Wednesday, October 28, 2020

Iced

Less than 2 minutes away from sweeping No. 1 U-M, a fluke goal tied the game for the Wolverines

January 27, 2008

MSU junior forward Nick Sucharski races Michigan’s defenseman Kevin Quick to the puck. The Spartans tied U-M 2-2 on Saturday at Munn Ice Arena.

Photo by Nichole Hoerner | The State News

A shutout and a tie.

The two polar opposites happened in a dramatic weekend series against No. 1 Michigan.

The MSU hockey team blanked the Wolverines Friday at Yost Ice Arena in Ann Arbor. The last time U-M was shut out at home was Feb. 28, 2003, and the Spartans were to blame.

Less than two minutes away from another victory on Saturday, MSU succumbed to a 2-2 tie game at Munn Ice Arena — a heartbreaking, adrenaline-pumping, white-knuckled defeat.
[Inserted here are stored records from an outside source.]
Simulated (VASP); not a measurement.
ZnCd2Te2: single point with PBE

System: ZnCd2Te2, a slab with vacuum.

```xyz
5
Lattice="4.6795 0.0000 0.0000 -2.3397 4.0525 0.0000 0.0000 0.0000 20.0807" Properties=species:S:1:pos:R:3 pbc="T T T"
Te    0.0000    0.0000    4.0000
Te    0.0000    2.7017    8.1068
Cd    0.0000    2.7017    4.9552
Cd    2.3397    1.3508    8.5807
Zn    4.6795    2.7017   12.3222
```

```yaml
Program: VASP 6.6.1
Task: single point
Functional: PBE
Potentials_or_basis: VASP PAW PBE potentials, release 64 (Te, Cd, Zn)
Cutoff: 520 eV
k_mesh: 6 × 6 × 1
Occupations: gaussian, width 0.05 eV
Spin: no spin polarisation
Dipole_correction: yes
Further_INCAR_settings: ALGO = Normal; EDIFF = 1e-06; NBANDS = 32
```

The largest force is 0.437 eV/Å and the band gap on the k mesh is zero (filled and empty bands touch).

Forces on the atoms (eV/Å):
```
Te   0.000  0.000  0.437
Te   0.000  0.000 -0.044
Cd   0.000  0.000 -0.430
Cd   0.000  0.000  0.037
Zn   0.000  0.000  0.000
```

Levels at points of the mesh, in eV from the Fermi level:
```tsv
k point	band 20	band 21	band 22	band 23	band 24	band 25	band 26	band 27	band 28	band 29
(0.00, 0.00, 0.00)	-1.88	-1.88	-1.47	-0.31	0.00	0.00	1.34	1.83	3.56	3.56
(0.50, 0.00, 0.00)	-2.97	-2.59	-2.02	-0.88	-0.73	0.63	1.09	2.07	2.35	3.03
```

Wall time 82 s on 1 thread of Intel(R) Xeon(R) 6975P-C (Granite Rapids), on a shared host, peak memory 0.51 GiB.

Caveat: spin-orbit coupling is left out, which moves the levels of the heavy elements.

As the team gears up for the remaining 10 games of the season, the Spartans are battling for the CCHA league title, something they have yet to win.

Déjà vu

Nearly two weeks ago in South Bend, Ind., MSU was ready to leave Notre Dame with a 1-0 victory. But a late third-period goal by Notre Dame’s Ryan Thang at 19:22 snagged the win from the Spartans and forced an overtime — resulting in a 1-1 tie.

Saturday’s game at Munn proved to be a repeat as MSU was about two minutes away from sweeping the top team in the nation, U-M. The Wolverines’ Matt Rust scored the tying goal, which appeared to cross the line after hitting junior forward Matt Schepke’s glove.

Rust’s goal broke MSU’s lengthy penalty killing streak of 32 consecutive kills.

“We’re real disappointed,” junior goaltender Jeff Lerg said. “We gave one against Notre Dame, but we kind of shrugged that off and said that’s OK. But I mean, now, we felt we played our game for the whole game. We came out with a lot of intensity. I felt we deserved to win.

“To throw it away like that was just disappointing. ... We were 1:38 away from putting ourselves in the driver’s seat again.”

Losing a victory just seconds from the end of a game is frustrating but it’s not just one player’s fault, Lerg added.

“It’s not the first time anyone’s scored on their own net before,” he said. “You never know, (Schepke) could have the game winner against Michigan next time.”

“It’s a matter of interpretation”

The Spartans had an almost-goal that hit the post in the third period. The play went under review and referees determined the puck had not crossed the line.

A few minutes later, the Wolverines picked up their tying goal. MSU head coach Rick Comley vehemently protested, saying sophomore defenseman Michael Ratchuk had been cross-checked from behind and a penalty should have been called.

U-M head coach Red Berenson said it’s all about how officials perceive play.

“It’s disappointing the way the penalties were called,” Berenson said. “It’s pretty vague. What’s a penalty and what’s not a penalty is a matter of interpretation.”